TECO’s affected power plants are shown in Table 1 below.  Pursuant to the requirements of the new rules, TECO must first complete a Comprehensive Demonstration Study (“CDS”).  The purpose of the CDS is to: 1) determine a quantified baseline impact and derive performance standards; 2) gauge the current performance of the facility against the performance standards; and, 3) develop and design appropriate measures for compliance if the facility falls short of meeting the performance standards.  Thus, the CDS will provide TECO with the necessary information to determine the most efficient and cost-effective manner to meet the new performance standards.  The DEP will use TECO’s CDS results as a basis for evaluating compliance and issuance of future NPDES permits for each plant.  The expiration dates of TECO’s current NPDES permits are noted in Table 1.  Each renewed NPDES permit is expected to codify additional TECO compliance requirements that are currently unknown.

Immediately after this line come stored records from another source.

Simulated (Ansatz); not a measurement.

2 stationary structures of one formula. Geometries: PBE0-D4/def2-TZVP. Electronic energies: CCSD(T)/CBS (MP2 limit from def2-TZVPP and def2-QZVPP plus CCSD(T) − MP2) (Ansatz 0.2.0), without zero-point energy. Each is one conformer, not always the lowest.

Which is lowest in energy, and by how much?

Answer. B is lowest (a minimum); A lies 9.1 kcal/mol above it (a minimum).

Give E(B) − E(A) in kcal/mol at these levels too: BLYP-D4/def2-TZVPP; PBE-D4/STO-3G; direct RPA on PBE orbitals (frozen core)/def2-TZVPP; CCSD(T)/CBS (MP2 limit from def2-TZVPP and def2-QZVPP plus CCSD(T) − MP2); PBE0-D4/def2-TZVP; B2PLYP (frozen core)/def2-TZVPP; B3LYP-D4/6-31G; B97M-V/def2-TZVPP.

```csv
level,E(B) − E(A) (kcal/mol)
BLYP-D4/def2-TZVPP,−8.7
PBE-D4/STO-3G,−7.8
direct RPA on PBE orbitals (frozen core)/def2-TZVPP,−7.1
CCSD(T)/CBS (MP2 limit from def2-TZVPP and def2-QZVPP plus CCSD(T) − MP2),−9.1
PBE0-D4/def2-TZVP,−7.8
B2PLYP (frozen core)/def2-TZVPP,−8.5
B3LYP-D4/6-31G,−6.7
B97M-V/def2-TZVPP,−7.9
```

The ECRC requires that “any costs in base rates may not also be recovered in the environmental cost recovery clause.”  Section 366.8255(5), Florida Statutes.  Thus, when a utility allocates costs for environmental studies in base rates and that allocation goes unused, the costs for any new studies to be passed through the ECRC should be offset by the unused portion of the allocations in base rates.  See Order No. PSC-00-1167-PAA-EI, issued June 27, 2000, in Docket No. 991834-EI, In Re: Petition for approval of deferred accounting treatment for the Gulf Coast Ozone Study Program by Gulf Power Company.  In that proceeding Gulf Power Company questioned the practice of offsetting, but the Commission determined that the practice:

fairly balances the interests of the rate payers and shareholders and is consistent with Section 366.8255, Florida Statutes, which provides that “[a]n adjustment for the level of costs currently being recovered through base rates or other rate-adjustment clauses must be included in the filing.”

Both Florida Power & Light Company ("FPL”) and Progress Energy Florida, Inc., (“PEFI”) were granted ECRC treatment of their prudently incurred CDS costs consistent with the established offsetting policySee Order No. PSC-04-0987-PAA-EI, issued October 11, 2004, in Docket No. 040582-EI, In Re: Petition for approval of recovery through environmental cost recovery clause of costs associated with Clean Water Act Section 316(b) Phase II rule project by Florida Power & Light Company.  See Order No. PSC-04-0990-PAA-EI, issued October 11, 2004, in Docket No. 040472-EI, In Re: Petition for approval of cost recovery for new environmental program necessitated by U.S. Environmental Protection Agency’s adoption of rules establishing new requirements for cooling water intake structures at existing electric power generation facilities under Section 316(b) of Clean Water Act, by Progress Energy Florida, Inc.

A total amount of $37,600 per year for environmental studies is included in TECO’s current base rates which were set by Order No. PSC-93-0165-FOF-EI, issued February 2, 1993, in Docket No. 920324-EI, In Re: Application for a rate increase by Tampa Electric Company.  The specific environmental studies and resultant costs have changed since 1993.  For 2005, TECO budgeted $575,400 for environmental studies that will not be recovered through the ECRC.  This amount is $538,000 in excess of environmental study costs currently recovered in base rates.  Thus, allowing TECO recovery of costs through the ECRC is consistent with Order No. PSC-00-1167-PAA-EI because TECO is incurring costs for environmental studies in excess of the amount included in current base rates.  Consequently, TECO’s projected CDS expenses are eligible for recovery through the ECRC without adjustments.  Staff notes that, consistent with Order No. PSC-00-1167-PAA-EI, a future TECO filing may include a downward adjustment in the event that TECO’s annual expenditures on environmental studies decline below the amount included in current base rates during the relevant ECRC recovery period.

Table 1

 TECO’s Environmental Studies, Permits, and Costs

TECO’s Affected Power Plants

Prior Impingement & Entrainment Studies

NPDES Permit Expiration Date

Estimated Cost for the Comprehensive Demonstration  Study            (See note)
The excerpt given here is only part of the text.